Poop and a Picnic: On the Road in Iran

 


Somewhere between Kerman and Shiraz (my memory is a little hazy) our coach stopped at some services. I use the term loosely, as the facilities offered were sparse. There was a gold-domed mosque, as I recall, but we didn’t visit.

However, we were given the opportunity to visit the conveniences before embarking on a picnic lunch. Got to make room, haven’t you? My (rather prim) hopes weren’t high, but I had to lower the bar to ground level on this occasion. The door handles on the outside were encrusted with bird poop. I considered this a not very encouraging sign. Thumb and forefinger facilitated opening of the door. Oh dear. Within was a stinky hole, a jug (in lieu of cistern, you see), and hovering above the fetid abyss was a swarm of flies.
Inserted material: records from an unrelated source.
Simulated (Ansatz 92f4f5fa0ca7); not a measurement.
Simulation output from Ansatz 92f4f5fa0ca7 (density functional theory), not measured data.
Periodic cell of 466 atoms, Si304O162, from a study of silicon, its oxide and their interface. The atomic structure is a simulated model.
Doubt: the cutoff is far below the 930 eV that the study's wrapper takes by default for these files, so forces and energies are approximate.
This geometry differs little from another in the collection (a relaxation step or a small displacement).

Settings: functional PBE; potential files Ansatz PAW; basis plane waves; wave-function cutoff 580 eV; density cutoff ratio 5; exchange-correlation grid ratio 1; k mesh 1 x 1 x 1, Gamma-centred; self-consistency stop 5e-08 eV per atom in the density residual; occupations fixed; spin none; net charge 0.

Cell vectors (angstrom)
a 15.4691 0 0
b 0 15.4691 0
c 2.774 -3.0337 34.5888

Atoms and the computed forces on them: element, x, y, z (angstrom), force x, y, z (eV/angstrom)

I withdrew speedily. What to do? Now, the thing is, when you tour somewhere like Iran, you tend to be accompanied by people who are extremely well travelled and are therefore worldly, practical individuals. One such on this trip was an older lady from Yorkshire. She saw me emerge from the terrible toilet, and I briefly outlined my predicament and the general horribleness of the situation. ‘Well,’ she said, ‘you either go behind a bush, you go in there, or you don’t go.’ Well, thought I, she’s not wrong. I determined that going behind a bush in Iran might be problematic. The dreadful possibility of being caught mooning in the Islamic Republic was unappealing. Potential newspaper headlines briefly trotted across my consciousness. I did not want to be remembered for this ignominious infamy. On the other hand, not going was not going to work. So, I had to get on with it.

I am not known for my athletic abilities. Quite the reverse. However, I am still proud of the fact that I managed to relieve myself in this malodorous, fly-ridden shack without any part of me or my clothing making contact with any surface (other than my shoes touching the ground, obvs. I’m not that good). I do remember mounting anxiety as I peed concerning where the flies might be going. I tried consoling myself with the thought that they’re probably too sensible to launch themselves headlong into the dark side of the moon. They might never fly free again.

Momentarily traumatised (I’m good at being overly dramatic as well as being prim), I left the lavs and made my way to the shaded seating area where our coach driver and his assistant (his son) were setting up the picnic lunch for us. And it was a lovely picnic. Many of my fellow travellers were already tucking in. The only problem for me was that the dishes of food were mobbed by…flies. And I knew where they’d just been. Appetite duly diminished, I merely nibbled a crisp or two, as the flies ignored them. This must have implications regarding crisps, but let’s not upset ourselves further.